# How do I draw 8 heads tall female body proportion?



## Nate408

Hi I'm nate, im new to this website, i've been drawing alot again lately, after a too long hiatus, im new to measuring and more realistic drawing, and I've been learning alot online about the human body and the muscles and proportion and so far I've really understood alot of the basics, but I learned last week online that the female body is actually a little smaller than a man's body, and that you still have to take that into account when you set up the body in 8 heads length, and right now my male and female figures end up the same size, with different proportion of course but I was wondering how do you make the female 8 heads on the chart and have her still be a realistic size? I don't get how you make the head a smaller size and allow it to translate through the rest of the body, nobody's gone through this enough for me..I just need a little clarification...if anyone can give me some advice on this I would really appreciate it, I'm desperate to get over this bump, thank you so much. Here's my male and female figures if you need to see it.


----------



## TerryCurley

I don't know the answer to your question, I have never gotten that technical with my drawings and paintings, I just try to paint what I see, I just do it for fun. 

There are some excellent artists here that I am sure will be answering your question. The first one member that comes to mind is Lashdown91, he does a lot of bodies. But there are many others. 

I do want to welcome you to the forum and I hope you enjoy our little community. We are an easy going bunch.


----------



## Nate408

Thanks Terry for the welcome and sharing  yeah I can tell it's a cool community already, its my first time joining one for art.


----------



## Susan Mulno

Glad you have joined us!

There are many techniques out there to accomplish the same results and while I try to master each one I have learned, I discovered sometimes if I get bogged down on one particular lesson, it can be helpful to try other methods and sometimes a new style will help me understand better the lesson that I am having difficulty with. Hope I explained that clearly. :/


----------



## Lashdown91

What do you want to draw exactly? 

If you're looking to draw the human figure from your head, in a realistic way, then my advice would be to study basic anatomy, as you've been doing, and just draw as many figures from life as possible. There's a youtube channel called croquis cafe that have life model videos, and they are timed 1,2,5 and 10 minute poses. Speed drawing the figure is an excellent way for your subconscious to learn the body, so you will be finding that flow and rhythm in your drawings. Also, find images of the human form and copy. These can be from real models, paintings or sculpture. I recommend studying some Rubens paintings and Michelangelo sculptures for the male form, and Titian or Correggio for the female. Also, it would be worth looking back to the Ancient Greek sculptors like Polykleitos, Pheidias and Praxiteles, because they were obsessed with proportion and symmetry in the human body. 
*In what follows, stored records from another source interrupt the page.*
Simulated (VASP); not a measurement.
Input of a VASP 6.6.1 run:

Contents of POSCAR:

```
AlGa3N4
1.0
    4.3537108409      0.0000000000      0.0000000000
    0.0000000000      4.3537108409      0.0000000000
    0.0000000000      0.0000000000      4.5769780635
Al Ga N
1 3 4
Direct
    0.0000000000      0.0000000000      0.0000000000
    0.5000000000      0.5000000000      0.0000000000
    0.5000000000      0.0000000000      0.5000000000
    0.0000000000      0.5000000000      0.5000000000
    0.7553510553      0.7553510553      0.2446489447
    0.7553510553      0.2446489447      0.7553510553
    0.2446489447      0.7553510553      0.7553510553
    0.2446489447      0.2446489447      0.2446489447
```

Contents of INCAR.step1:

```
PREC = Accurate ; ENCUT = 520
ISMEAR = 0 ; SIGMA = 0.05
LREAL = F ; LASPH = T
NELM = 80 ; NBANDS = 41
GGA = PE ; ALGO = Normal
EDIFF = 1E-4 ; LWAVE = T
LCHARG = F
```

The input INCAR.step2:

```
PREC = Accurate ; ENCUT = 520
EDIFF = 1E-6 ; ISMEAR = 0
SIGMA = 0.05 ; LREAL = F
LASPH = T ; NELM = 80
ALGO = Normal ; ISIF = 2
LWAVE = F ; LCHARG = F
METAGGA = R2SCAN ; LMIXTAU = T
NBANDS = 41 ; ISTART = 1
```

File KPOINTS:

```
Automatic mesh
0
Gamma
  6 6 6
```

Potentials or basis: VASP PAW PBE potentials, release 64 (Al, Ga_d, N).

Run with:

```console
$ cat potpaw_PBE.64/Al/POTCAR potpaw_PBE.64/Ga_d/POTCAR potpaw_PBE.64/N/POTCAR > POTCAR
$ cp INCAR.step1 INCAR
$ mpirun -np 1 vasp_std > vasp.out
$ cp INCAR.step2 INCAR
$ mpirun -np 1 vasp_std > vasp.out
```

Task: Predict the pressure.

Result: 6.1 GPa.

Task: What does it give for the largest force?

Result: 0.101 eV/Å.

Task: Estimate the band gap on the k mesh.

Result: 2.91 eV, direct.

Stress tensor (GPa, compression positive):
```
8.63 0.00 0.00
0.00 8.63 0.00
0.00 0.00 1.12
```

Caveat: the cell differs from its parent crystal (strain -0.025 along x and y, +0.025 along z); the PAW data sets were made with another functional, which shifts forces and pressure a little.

Eventually it will become almost natural drawing the figure. But it will take a lot of repetition. Doodle as much as you can and keep the drawings. That way you can go back to them months after and see how much you've improved, (and it's also fun correcting old doodles, as if you were teaching your younger self). I've attached some doodles of Michelangelo and Leonardo Da Vinci, to show you how they rendered the body from their imagination. Most of the time they drew from sitting models.

I've been doing this for a few months now, and I'm definitely getting better.


----------



## just

Nate, do not get caught up in proportion charts. The idea that women or men are exactly 8 heads high is not necessary realistic. Their also are low, mid and high waisted people. If you are trying for realism, then I would suggest that you start with comic book covers. It sounds ludicrous at first but it will teach you concepts for motion and ideas such as forshortening. Get comfortable with drawing hands and feet. Start with portraits after that. When you are getting good drawing faces you are ready to go for realism. Learn to draw what you see and then look deeper. Pay attention to the lighting and the shading. I hope that helps.


----------



## Bushcraftonfire

I agree with Just.. draw people.. fat.. skinny.. short.. tall.. Learn from drawing!

D


----------



## Eddieblz

Here's a link to some Andrew Loomis books. If you go to and art school such as AI, these are required for your library. They can be quite pricey but this webs sight gives you the PDF's for free. I've look at them and they are pretty good.

http://www.alexhays.com/loomis/


----------



## FanKi

Well, I also started drawing with the idea of good proportion and all that, but then I realized that was killing my draw, I focussed so much on proportion that I couldnt enjoy while I was drawing and all my draws ended up looking rought and hard and mega-ugly.

I'm not such a great artist as Bushcraft or Terry, but i think that the most important thing on drawing must be enjoying it first, and good results will come alone and easily.

I also read while I was looking some books about drawing, that in order to achieve an important improvement when you are starting to draw (as I  ) you must learn how to use your brain, with a kind of "theory" about the sides of the brain and how to "activate" the one is better for arts and drawing and etc.
I found it really interesting, as i talk spanish as native lenguaje i'm sorry that the book was in spanish, but i'm sure there is a lot of information around the internet to look for if you are interested.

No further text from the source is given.